Ralph McTell at the Royal Albert Hall, May 2016

“Streets of London” was one of the background songs to my time at university in Nottingham, the first track on Ralph McTell’s album “Spiral Staircase” (1969). The song’s a mainstay of London buskers even now - I heard it played and sung very creditably by a busker at Leicester Square tube station just yesterday. Not a hit until a rework in 1974, the song has a timelessness with its poignant words and simple tune.

Ralph McTell performed a couple of songs on his own piano, introducing it as the original instrument he used to compose many of his songs whilst he was still living in a council flat in Croydon, South London. His piano accompaniment to “Growing old with Naomi”, with piano and singer highlighted against the dark of the rest of the stage and hall dark, had an air of being invited back to his flat for a song session. No small feat to pull off in the huge space of the Albert Hall.
Mostly, though, “a bloke singing with a guitar”, still using his line from the seventies. Back in those days I was laying out lights and a basic PA for university Folk Club, though never Ralph McTell. A folk singer performed to a lively pub, pint on stage, occasionally asking for quiet, introducing his songs and chatting to and with the audience. Tonight’s classic blue and amber lighting recalled that ambience though few of the audience had a pint in their hand.
Ralph McTell’s gentle lilting ballads build sound pictures of memories and emotions; the bite is in the depth of the scenes his songs conjure up, perhaps bathos, sometimes nostalgia and usually not political. Ralph McTell’s musical heroes seem to have included Bob Dylan and The Everley Brothers, all of whom he has seen play this same hall. He described the Albert Hall as “a proper London venue, a secular cathedral... you can feel all the spirits of all the performers who have been on here before”.  He described the walk from the dressing room as particularly long here for him as a result being conscious of those who have trodden that walk before.

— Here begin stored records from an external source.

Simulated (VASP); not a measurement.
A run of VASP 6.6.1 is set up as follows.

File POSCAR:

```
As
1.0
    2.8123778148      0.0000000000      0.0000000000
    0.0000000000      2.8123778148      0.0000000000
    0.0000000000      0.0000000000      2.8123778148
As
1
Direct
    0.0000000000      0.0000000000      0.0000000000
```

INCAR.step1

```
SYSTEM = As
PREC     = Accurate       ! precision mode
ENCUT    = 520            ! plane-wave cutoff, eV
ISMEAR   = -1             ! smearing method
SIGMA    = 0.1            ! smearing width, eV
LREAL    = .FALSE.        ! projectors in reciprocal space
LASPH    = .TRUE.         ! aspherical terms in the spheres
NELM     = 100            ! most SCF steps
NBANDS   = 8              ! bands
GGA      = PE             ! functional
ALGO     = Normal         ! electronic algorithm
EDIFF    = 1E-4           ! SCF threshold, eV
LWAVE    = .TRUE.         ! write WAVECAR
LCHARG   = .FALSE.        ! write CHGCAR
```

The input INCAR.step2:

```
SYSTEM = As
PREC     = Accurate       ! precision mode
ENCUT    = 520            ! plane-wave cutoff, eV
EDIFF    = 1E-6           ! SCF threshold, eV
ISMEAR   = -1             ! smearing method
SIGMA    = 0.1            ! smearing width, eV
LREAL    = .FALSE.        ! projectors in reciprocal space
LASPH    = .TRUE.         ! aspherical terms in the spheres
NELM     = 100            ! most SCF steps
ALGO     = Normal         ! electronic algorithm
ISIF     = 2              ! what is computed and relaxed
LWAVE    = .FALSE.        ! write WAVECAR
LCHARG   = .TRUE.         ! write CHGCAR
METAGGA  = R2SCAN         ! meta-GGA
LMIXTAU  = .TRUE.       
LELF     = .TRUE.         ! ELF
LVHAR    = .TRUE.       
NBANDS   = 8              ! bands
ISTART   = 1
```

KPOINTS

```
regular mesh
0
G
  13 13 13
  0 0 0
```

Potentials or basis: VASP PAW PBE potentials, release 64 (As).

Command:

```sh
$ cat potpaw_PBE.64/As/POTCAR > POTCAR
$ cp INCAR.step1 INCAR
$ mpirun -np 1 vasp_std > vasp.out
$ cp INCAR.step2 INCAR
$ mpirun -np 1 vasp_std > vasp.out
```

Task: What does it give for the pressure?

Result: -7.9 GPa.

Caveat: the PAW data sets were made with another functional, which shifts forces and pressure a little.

His guitar playing is matchless: the accuracy, evenness and plasticity of tempo, are from another era. It’s as though the electronic drum machine had never been invented. Incredibly refreshing. A little bit of forgivable vocal instability in the more vicarious melodies but the baritone voice is still very sure and strong.
The audience loved him, humming sympathetically when invited and joining in gustily for the choruses of “Streets of London”. Several encores and a photocall for the singer’s website.